Skico tests super-clean snowmobiles |

Skico tests super-clean snowmobiles

Jeremy Heiman

The Aspen Skiing Co. is testing a snowmobile that is said to produce 95 percent less pollution than standard models.

The machine is a pre-production prototype with a four-stroke engine, on loan from its manufacturer, Arctic Cat. Currently, most snowmobiles are powered by light, powerful, two-stroke engines.

Environmental engineer Caitlin Bowman said the machine was brought to Snowmass as part of a pollution-prevention program for ski areas. Bowman said the vehicle produces 95 percent less air pollution than a typical two-stroke snowmobile.

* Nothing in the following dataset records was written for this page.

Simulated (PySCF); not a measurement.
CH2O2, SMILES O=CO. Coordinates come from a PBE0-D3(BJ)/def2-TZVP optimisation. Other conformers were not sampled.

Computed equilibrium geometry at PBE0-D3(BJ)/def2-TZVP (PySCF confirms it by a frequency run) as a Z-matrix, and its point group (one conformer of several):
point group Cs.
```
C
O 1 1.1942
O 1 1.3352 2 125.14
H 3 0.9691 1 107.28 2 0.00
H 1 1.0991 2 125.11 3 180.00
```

The Skico is looking at ways to reduce its overall environmental impacts and hopes eventually to replace its fleet of snowmobiles with more environmentally friendly machines. The Skico now has about 96 machines.

Snowmobiles are used by ski patrol, snowmaking crews, lift maintenance crews and numerous other Skico workers on the company’s four mountains.

Though an Arctic Cat four-stroke gasoline engine is expected to be in production by summer, the Skico doesn’t intend to replace its entire fleet right away, said Auden Schendler, director of environmental affairs for the company.

Schendler said the Skico may buy two or three of the machines when they become available in the fall, if the tests prove to be satisfactory. Perhaps, if the production machine introduced in the fall is more powerful than the prototype, he said, the company will purchase more.

The four-stroke engine developed into its present state through four years of testing at Yellowstone National Park, an area heavily impacted by recreational use of snowmobiles. The Montana Department of Environmental Health, Arctic Cat and Yellowstone National Park cooperated in the project, Bowman said.

“I think we all agree that something with less noise and pollution is good,” said Todd Etzel, a sales manager for Arctic Cat. But this machine also uses only half the gasoline and can drastically cut maintenance costs, he said. For instance, carbon build-up is a lesser problem and sparkplugs last longer than in the two-stroke engines.

After the machine was unloaded from a trailer at Snowmass Monday, the first person to take it for a spin was optimistic. Aaron Mayes, snowmobile manager for the Skico, said the 45-horsepower engine was “snappier” than he expected. The Polaris machines that make up most of the present fleet have 90-horsepower engines. Mayes was also impressed with how quietly it runs.

“It’s just weird, hearing that thing,” Mayes said. “On the hardpack, you don’t hear much more than the track and the skis.”

Like most snowmobiles, the Arctic Cat four-stroke machine has a rubber and fiber track in the rear and two steel skis in the front.

The machine has a 660-cubic-centimeter, three-cylinder, fluid-cooled engine made by Suzuki, which supplies all of Arctic Cat’s engines. To a bystander, it’s not silent. It sounds a lot like a small car.

Etzel said 50 of the Arctic Cat four-strokes are now in use in Yellowstone, and another 50 are distributed throughout the U.S. and other parts of the world. The U.S. Forest Service is interested in the machines, too, he said, and will bring people from all over the U.S. to test the machine at Grand Lake, Colo., this winter.

Schendler added that the Tenth Mountain Trail Association will look at the machine while it’s in the Skico’s possession.

Up to 15 percent or more of the fuel and oil mixture fed into two-stroke snowmobile engines is expelled in the exhaust. This is because in two-cycle engines, the intake and exhaust processes are occurring more or less at the same time. In four-stroke engines, the intake and exhaust phases occur at different times.